Thursday, August 28, 2008

Beer for breakfast


While I was having an early breakfast at Nobby's today, a fellow came in, sat at the bar and ordered a beer. Beer for breakfast, I remember it well. A quarter century ago, my favorite drinking time was morning when circumstances permitted, as they often did when I was supporting myself on grants and deadline-defined projects. My preference was red beer, beer and tomato juice. (There was a bar in Bend where Dick and I often ordered their morning specialty, beer and clamato juice.)

There were, and probably still are, bars in Portland that were more lively at 8 a.m. then at night. One was a bar close to the main station of the post office, home to the midnight shift getting off, who came in ready to party. Two more were Kelly's downtown and the Gypsy in NW, though both have been gentrified and no longer welcome the early morning alcoholics whose presence defines the lively morning bar. In fact, I'm not sure they're even open in the mornings any more.

Morning drinking was attractive in part, I think, because it was a way to give the finger to the 9-to-5 rhythm of the majority. Hadn't yet occurred to me that one prison is as good as another. I found much more interesting folks in bars in the mornings than at nights, and a part of me was always a spy, getting people to talk, stealing stories for my work. This goal deteriorated along the way, of course, as drinking became its own justification -- but at least I had the good fortune to find myself with a doctor who gave me a ton of shit and scared me into realizing what I was doing to myself. As the Japanese saying goes, first the man takes the drink, then the drink takes the drink, then the drink takes the man. I quit in the second stage, probably in the nick of time.

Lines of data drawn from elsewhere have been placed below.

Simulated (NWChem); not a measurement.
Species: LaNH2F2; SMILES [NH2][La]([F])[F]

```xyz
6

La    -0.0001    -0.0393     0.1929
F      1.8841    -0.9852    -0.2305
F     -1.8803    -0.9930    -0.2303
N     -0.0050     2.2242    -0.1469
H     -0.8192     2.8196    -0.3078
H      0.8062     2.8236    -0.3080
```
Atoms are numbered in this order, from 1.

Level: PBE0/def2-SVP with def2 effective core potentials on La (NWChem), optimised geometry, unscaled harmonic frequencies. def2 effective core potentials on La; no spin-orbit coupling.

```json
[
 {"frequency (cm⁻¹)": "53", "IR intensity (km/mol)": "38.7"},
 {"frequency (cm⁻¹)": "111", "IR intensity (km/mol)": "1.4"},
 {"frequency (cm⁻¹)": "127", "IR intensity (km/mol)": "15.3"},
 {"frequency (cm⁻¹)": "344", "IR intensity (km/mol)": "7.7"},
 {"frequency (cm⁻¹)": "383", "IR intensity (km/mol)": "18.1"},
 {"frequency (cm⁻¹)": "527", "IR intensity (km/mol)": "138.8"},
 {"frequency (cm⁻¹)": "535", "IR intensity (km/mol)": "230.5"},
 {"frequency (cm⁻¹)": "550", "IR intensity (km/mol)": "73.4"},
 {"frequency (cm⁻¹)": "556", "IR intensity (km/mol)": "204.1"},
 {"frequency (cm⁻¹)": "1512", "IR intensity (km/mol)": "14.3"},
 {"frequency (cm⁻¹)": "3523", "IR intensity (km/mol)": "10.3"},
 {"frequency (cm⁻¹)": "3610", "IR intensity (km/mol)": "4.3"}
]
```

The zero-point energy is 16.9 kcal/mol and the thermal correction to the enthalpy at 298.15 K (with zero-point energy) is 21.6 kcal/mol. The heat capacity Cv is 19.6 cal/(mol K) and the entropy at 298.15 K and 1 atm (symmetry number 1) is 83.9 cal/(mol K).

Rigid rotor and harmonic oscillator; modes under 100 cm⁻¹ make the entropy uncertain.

Although it's not fashionable or politically correct to say so, I don't regret my drinking days. I regret singular moments of bad behavior but not the broad spectrum of behavior. I learned things I never would have learned without the experience. I also had some amazing experiences and some incredibly fun times. Of course, I have the usual list of bad behavior as well -- it's a zero sum universe -- but if you are summing to zero, there's something to be said for +100 and -100 versus +1 and -1 in energy of life experiences. There's not too much in my life I would change, and having a beer for breakfast isn't one of them.